Peter,
I strongly share your (implied) concern regarding our current
direction.
Although I am sympathetic to the concerns that have been
eloquently expressed by Rhys Weatherley and Steve Crocker
regarding the need to be able to bind certificates to e-mail
names, I believe that these concerns primarily represent
start-up pains being suffered as a result of a perhaps
less-than adroit implementation of the reference model, in
particular the user interface.
Recent discussions with a very large software company
that I won't name at this time indicates that they have
on the order of 750,000 users that are already using an
older form of public key cryptography. They are preparing
their next release, currently plan to make it PEM compatible
(although they are also looking carefully at the Apple AOCE
varient), and expect that as many as 1.5 million users might
be on this system within a year. This system includes a
proprietary directory, and they are also planning to interface
that directory to X.500.
Other intergrated mail programs that seem about ready to be
born include support from the COST consortium, and from
MIT. A commercial PKC package I have heard good things
about is the forms package from Shana Corporation out of
Edmonton, Alberta. I have to believe that a number of
such packages will be developed based on the Apple AOCE
capability.
If vendors are beginning to develop such capabilities and
mass-market them, it would almost be disastrous to
suddenly change our direction. On the other hand, if these
packages are begin developed under PKCS or other standards,
rather than PEM, then we should give very careful thought
to trying to align the different approaches.

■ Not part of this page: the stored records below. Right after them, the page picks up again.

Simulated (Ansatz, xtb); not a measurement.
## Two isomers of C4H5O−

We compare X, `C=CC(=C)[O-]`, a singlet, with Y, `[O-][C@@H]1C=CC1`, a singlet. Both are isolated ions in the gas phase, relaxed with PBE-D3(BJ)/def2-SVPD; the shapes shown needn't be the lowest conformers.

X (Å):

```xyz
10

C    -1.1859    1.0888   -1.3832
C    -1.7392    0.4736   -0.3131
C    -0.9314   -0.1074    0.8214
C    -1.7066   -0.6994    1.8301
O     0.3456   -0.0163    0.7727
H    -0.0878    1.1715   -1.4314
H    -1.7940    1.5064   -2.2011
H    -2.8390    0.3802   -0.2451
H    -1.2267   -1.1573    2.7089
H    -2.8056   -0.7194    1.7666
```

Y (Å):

Although I can certainly feel as frustrated as anyone with
certain less-than-perfect aspects of the current RFCs,
I think that to suddently adandon our previous goals
and go chasing after another model based on a small sample
of academic users who are involved in developing their own
implementations would not be wise. That is not to say that
that we shouldn't begin developing the specifications for
PEM 2.0.
I want to carefully read the new PEM-MIME proposal, in order
to understand exactly what they are proposing regarding the
public key certificate infrastructure. It appears that they are
adjusting/removing some of the mechanisms that were
proposed to be used for certificate request and CRL services.
If that's all they are doing, that may be perfectly OK, so
long as we understand what the replacements would be.
I would suggest that if further refinements are in order for PEM,
that we should develop work items for the following:
1. A careful re-examination of the current X.509 certificate,
giving consideration to expanding it along the lines of additional
(non-distinguished) attributes, and perhaps to more carefully
deliniating the roles of naming vs. certification chaining.
2. Alignment/convergence between PEM and PKCS,
particularly in the area of the signature block itself, so that
creation and validation of signatures would be interoperable
between the two types.
3. Some consideration should probably be given to what
the ANSI X9F1 people are coming up with, in order to
better understand what we should do with authorization
certificates.
4. I don't believe that we need to change our direction, but
it might be helpful to reaffirm our committment to X.500, and
to better understand waht needs to be done to more that along.